20 Questions Interview
with Bonnie Neubauer

Teacher, Artist, Inventor, Writer

 

Bonnie Neubauer1. What's your name?

Bonnie Neubauer.

2. Where are you from?

I was born and raised in the city of Philadelphia. Now I live in one of the western suburbs.

3. Who are you today?

In an ever-evolving, ever-changing litany of titles, today I would call myself a teacher and mentor. I had the distinct honor of teaching an 11-year-old how to create a funeral for her pet hamster which included writing a eulogy and discussing death. Tonight I will be an artist who paints on rocks; yesterday I was a cognitive skills trainer for kids with learning challenges; tomorrow I will be the writer of a newsletter for female business owners; and on the weekend I will be a board game inventor.

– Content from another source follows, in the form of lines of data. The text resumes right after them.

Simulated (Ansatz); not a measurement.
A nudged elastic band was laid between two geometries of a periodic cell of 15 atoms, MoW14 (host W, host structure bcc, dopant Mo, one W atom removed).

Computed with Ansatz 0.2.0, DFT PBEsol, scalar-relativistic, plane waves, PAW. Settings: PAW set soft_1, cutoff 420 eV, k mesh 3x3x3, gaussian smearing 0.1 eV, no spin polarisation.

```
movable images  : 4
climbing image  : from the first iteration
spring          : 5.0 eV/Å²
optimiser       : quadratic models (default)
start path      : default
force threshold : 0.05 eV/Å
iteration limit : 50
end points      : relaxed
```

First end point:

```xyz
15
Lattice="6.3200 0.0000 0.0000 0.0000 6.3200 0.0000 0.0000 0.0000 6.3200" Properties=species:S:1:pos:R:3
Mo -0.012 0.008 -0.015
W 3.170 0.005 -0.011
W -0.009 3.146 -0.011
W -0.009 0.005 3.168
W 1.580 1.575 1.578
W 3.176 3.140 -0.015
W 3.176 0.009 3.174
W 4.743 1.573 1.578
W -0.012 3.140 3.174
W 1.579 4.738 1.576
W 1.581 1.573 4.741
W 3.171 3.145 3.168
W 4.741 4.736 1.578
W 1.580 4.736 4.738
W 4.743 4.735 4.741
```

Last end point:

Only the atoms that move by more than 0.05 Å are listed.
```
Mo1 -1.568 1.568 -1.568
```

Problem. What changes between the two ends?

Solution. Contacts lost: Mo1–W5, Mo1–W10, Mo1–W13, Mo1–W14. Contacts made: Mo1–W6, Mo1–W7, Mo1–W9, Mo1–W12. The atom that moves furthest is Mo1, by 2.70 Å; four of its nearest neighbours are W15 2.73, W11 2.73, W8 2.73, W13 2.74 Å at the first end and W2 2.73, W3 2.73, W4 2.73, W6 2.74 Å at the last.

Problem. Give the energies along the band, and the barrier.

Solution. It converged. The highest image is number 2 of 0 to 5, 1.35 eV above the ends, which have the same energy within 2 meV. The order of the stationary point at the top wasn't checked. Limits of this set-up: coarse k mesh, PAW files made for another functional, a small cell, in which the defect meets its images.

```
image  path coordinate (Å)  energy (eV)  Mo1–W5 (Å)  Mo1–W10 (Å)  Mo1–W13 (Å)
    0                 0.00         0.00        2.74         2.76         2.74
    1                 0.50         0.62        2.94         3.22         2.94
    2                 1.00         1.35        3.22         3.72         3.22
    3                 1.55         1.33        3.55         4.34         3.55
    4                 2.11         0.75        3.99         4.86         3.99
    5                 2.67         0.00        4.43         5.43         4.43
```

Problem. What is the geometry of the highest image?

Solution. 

4. What do you do? (Elevator speech)

OMG. I should have read all the questions first. Please see #3 and add author, speaker, greeting card writer, and marketing consultant to cognitive skills trainer, artist, inventor, and freelance writer. And if you have to boil it all down to one phrase, I would say, "My life mission is to make my inner smile external in others through edutainment."

5. What's your story (how did you get here)?

Looking back it's fairly easy to see how the thousands of baby steps, handful of leaps, and myriad of detours all fit together like stepping stones to form the creative life I lead today. However, as a child a young adult, I didn't seem to exhibit a single creative tendency. I especially hated writing and didn't do much reading, either. I didn't know it until it happened, but I was just a late bloomer. When I was in my mid-thirties, creativity in the form of writing, seemed to magically ooze out of every pen I touched. I was like a baby who finally learning to walk and I just took off. I have never looked back.

6. Why is creativity important to you?

If I go more than two days without doing something creative, I start to feel out of sorts and a bit ornery. Creativity takes so many forms for me (teaching, writing, inventing, drawing, devising clever ways to avoid household chores, etc.) that it's very easy to get my daily fix. I would have to say that creativity is akin to connectivity for me — it brings me pleasure and I then share that joy with others.

7. When/how did you realize you had a creative dream or calling to fulfill?

The day I watched someone (and hundreds of someone's after that) in one of my writing workshops catch the writing bug, I knew something special was happening. My writing prompt idea made her entire posture changed, her face light up, a smile curl up on her lips. After the writing exercise was over, her hand flew up so she could share her writing with the group. I felt both proud and honored to have been a part of it. Every time it happens I feel this way.

8. How did you embrace it?

With a huge hug! Creativity is most definitely contagious and I make it a point to spread it to everyone I meet.

9. How did that feel?

Magical. I had finally found my life purpose after feeling like I never really fit in. It was so powerful a revelation that it initially sucked the air out of my lungs. Once I got comfortable with it, I was able to consciously share it with others. I sound a bit like an evangelist, but all I really mean by this is that I lead by example and encourage others to tap into their creativity on some level.

10. Where has your journey taken you?

Into my heart. That's where creativity originates. I think mine had been shut down until I discovered my creative side.

Continue to Interview page 2 »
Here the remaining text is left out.